Hi Gian-Carlo,

I reply to the list, because the answer might be interesting to other readers.

On 05/24/2010 09:50 PM, Gian-Carlo Pascutto wrote:
I have 2 based on a quick look:

1) What does one do with draws? I could continue matches until there is
a winner, but I suspect this is suboptimal wrt the optimization procedure?

Right now, QLR does not support draws. That will be for next version, probably. It should not be more than half a day of work for programming and testing.

There are also some important features that are not supported yet, and that could be useful in the future: - Allow replications at one point in parameter space. Right now, QLR will only ask for one game result. But a tester might wish to play two games from a random opening, one with White, and the other with Black. Or 2N games against N opponents. - Integer parameters. Right now all parameters are assumed continuous. Of course, you can round them in your program. But QLR would behave better if it could be aware that you round them.


2) Do you have any advice regarding high-dimensional problems? I have a
few hundred parameters to tune. In theory your program can handle all at
once, if I get it correctly. In practise, surely there are some tradeoffs?


A good automatic parameter optimizer should always perform better when optimizing all parameters together, than when optimizing them one by one (or few by few). It is my objective to have this property, but QLR probably does not have it yet, unfortunately.

QLR does a quadratic regression. That is to say, it fits a model to data. With N parameters to be optimized, this model has (N+1)*(N+2)/2 parameters. For large N, that's a lot of parameters. So it requires strong regularization. My plan for the future is to have a strong prior on covariance terms. That is to say, assume parameters are independent unless data proves there is a correlation. This should allow direct optimization of really many parameters.

Right now my regression does not have a strong regularization. The prior over regression parameters is a Gaussian with high variance. In practice, I tested that it works in dimension 10, on artificial problems. QLR makes no miracles, anyway. If you wish to optimize hundreds of parameters, you'll have to play millions of games.

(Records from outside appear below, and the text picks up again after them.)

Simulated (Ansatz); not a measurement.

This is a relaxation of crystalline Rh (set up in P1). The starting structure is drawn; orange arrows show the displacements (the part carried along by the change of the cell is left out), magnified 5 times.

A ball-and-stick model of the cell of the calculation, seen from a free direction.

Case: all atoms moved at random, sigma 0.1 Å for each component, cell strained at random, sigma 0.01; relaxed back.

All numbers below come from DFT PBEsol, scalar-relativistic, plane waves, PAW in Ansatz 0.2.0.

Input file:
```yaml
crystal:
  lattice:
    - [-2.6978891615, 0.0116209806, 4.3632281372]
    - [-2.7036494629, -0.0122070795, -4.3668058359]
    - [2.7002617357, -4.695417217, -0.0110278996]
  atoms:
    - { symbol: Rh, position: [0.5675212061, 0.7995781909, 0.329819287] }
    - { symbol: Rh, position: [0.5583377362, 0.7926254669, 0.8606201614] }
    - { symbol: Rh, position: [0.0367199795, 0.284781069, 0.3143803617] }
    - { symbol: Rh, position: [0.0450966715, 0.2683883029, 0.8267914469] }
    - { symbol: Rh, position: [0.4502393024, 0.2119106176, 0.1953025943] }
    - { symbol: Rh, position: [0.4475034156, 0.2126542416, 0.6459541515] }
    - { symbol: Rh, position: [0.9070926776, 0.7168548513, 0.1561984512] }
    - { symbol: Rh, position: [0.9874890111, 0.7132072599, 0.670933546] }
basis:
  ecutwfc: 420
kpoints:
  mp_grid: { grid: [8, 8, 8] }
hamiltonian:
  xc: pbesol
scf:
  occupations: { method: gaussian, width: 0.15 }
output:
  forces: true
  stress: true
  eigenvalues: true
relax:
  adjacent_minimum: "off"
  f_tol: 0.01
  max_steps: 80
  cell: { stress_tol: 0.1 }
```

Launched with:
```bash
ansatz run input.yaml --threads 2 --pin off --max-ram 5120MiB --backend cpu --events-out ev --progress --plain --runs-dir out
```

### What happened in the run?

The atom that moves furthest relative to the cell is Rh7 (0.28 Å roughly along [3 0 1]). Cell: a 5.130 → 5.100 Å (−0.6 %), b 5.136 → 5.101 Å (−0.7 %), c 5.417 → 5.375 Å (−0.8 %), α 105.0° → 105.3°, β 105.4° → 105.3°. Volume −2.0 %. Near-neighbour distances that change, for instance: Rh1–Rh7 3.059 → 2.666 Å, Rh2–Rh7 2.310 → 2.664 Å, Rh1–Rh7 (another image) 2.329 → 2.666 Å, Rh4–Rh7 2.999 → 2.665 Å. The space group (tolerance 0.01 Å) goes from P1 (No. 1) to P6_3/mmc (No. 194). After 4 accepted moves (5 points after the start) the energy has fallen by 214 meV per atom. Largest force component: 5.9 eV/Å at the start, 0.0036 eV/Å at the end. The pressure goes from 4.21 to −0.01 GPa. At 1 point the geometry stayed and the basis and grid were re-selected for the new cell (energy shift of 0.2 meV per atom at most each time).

I suggest you try to optimize few parameters first. And if you have prior intuition that some parameters tend to be independent from others, then it is better to optimize them separately. Move ordering and position-evaluation could probably be optimized separately without losing much, for instance.

A feature I will add in the future is the ability to re-use data from an optimization of a subset of parameters. For instance, you start by optimizing bishop and knight value, with rook=5. Then, you can use the data you collected, in order to optimize bishop + knight + rook together.

Another important feature QLR is missing is the possibility to use reference values for parameters. You surely have good guesses for all your parameters. Giving them to QLR would help. Right now, you only give an interval to QLR, and it might waste some time in the beginning in order to discover reasonable values. Seeding QLR with a few hundred games at your current reference value would help it a lot in the beginning.

So QLR is just at a starting point now. It will improve in the future. But you can start writing a connection script for your program right now: it will be useful soon.